Health

Healthy Awareness: “The answer, my friends, is blowing in the wind”

Sunday, the first of October, I watched the 6 am Sunday Morning Show with Jane Pauley. Joan Baez was one of the featured figures. Many of you will remember her in the 1960s as a political activist for the Civil Rights Movement headed by Martin Luther King, Jr.

I went to Wikipedia as a source and found that she and her family were Quakers, a religion that advocates peace. Joan Baez was dedicated to important human causes and protests related to peace. In the process, she has built a meaningful legacy.

As I review Dr. Emily Teipe’s chapter in her women’s history book, I see that much was happening besides the Civil Rights Movement. Native Americans organized the American Indian Movement, AIM, to raise the plight of the first people in the United States. Young Latinos initiated the Chicano Movement to combat racism and empower the plight of young Latinos with the leadership of Cesar Chavez. So much was happening at that time. And Bob Dylan’s song, Blowin’ in the Wind, symbolized these times.

Joan Baez dedicated sixty years of her life to justice, especially related to the Vietnam War, the Innocence Project, LGBT rights, the peaceful protests by the Iranian people, the U.S. invasion of Iraq, landmines, and encouraging young people to vote for candidates who advocated peace. The list of her music as a singer, songwriter, and activist is long, with exceeding credits in films. How impressive!

I was always interested in just the melody of songs; however, my late husband enjoyed the lyrics to music and would get so much meaning from it. The song, Blowin’ in the Wind by Bob Dylan has so much meaning in its words as it depicts those turbulent times.

Today, like those times in our past, we feel the turbulence and question what is going on in politics, the war in Ukraine and Israel, the world upsets, what we will leave our children and grandchildren, and life in general. I find a sense of peace and solace that there is an answer to all these struggles, which lies somewhere in the “wind.”

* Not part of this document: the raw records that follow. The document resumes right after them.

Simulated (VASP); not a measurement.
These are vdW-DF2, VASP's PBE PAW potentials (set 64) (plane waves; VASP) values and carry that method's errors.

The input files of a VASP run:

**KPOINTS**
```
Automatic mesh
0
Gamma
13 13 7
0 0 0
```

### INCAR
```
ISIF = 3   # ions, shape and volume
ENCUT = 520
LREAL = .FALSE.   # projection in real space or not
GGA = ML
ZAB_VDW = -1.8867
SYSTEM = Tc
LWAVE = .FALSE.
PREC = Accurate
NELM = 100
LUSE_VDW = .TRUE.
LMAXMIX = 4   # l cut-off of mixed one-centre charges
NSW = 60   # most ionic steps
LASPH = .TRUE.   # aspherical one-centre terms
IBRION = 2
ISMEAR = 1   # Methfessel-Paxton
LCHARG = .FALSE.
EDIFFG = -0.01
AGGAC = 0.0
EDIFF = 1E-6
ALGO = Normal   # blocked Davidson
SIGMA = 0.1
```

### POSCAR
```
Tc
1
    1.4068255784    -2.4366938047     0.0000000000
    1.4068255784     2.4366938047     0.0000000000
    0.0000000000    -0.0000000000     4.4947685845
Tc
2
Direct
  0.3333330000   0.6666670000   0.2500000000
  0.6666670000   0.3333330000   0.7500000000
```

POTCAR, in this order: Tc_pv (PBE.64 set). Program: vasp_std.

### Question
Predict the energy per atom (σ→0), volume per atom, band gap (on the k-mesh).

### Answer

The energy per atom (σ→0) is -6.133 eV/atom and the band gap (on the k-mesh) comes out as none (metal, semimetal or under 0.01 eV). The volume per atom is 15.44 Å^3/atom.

Take a moment and read the words aloud to the song, Blowin’ in the Wind, and see what you feel about your concerns about what is happening in the world today. And yes, We Shall Overcome, too.

As an 82-year-old, Joan Baez’s life today is to recognize that she does not have to solve everyone’s problems. She enjoys writing, painting, and singing, but now in a lower key due to aging. She still is involved in a lot of world problems and supports these. I found peace in her interview.